Education gets a boost at the local level. Proposals came about from the communities and not handed down from the top.
Ohio’s Superintendent of Public Instruction, Dr. Richard Ross, arrived in Paulding to announce the approval of the grant application of $1,577,780.00 in collaboration with Paulding Exempted Village Schools, Wayne Trace Local Schools, Crestview Local Schools, Lincolview Local Schools, Western Buckeye Educational Service Center, Northwest Ohio Educational Technology Foundation, Paulding County Carnegie Library, Vantage, Northwest State Community College, Paulding County Economic Development, Van Wert Economic Advisory Group, and Van Wert Chamber of Commerce.

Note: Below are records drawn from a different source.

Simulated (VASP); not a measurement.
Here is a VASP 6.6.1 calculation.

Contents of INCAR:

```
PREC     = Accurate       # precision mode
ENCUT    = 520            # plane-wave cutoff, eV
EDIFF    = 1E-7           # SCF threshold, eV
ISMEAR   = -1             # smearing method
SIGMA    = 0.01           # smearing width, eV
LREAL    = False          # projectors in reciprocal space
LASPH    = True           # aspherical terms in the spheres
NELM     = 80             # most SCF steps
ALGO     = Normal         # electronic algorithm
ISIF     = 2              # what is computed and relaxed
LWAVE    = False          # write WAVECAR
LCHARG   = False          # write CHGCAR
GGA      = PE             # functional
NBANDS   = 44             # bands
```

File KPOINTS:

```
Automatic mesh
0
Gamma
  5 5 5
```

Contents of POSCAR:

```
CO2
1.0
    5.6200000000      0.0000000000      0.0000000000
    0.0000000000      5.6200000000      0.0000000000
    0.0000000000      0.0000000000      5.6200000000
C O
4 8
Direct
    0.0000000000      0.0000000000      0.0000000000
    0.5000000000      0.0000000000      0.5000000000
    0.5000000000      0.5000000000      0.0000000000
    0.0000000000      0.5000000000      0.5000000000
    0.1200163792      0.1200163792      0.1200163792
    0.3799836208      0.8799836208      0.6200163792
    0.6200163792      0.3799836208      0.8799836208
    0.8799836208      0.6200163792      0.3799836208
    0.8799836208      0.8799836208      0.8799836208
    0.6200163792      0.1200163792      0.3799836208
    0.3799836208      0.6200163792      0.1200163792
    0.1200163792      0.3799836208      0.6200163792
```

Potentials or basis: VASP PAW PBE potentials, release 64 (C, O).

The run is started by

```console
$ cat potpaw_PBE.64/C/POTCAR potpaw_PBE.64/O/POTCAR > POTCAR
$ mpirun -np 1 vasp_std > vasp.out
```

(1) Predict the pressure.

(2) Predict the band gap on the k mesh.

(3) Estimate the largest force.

Dr. Ross specifically mentioned these improvements for the schools must be sustainable. It cannot be just for a couple of years and then it’s over. Improvements in education are not always instantaneous. The improvements needed take time and must be able to be sustained to ensure the betterments are not short-lived.
The plan Paulding and it’s group put forth proposed, “Beyond the Classroom is designed to provide a continuum of online learning opportunities for students in grades 7-12. The goals are to increase student achievement and provide a greater share of resources directly in the classroom; provide professional development for teachers on flipped- classroom/blended learning strategies through direct professional development instruction and professional learning communities; and hold a Business Symposium to bridge the gap between local businesses and schools by providing a forum and website to establish internships and shadowing experiences in the community. Beyond the Classroom will reduce spending on instructional resources by retaining post-secondary, online learners and credit recovery students, and by reducing major capital expenditures in the next five years.”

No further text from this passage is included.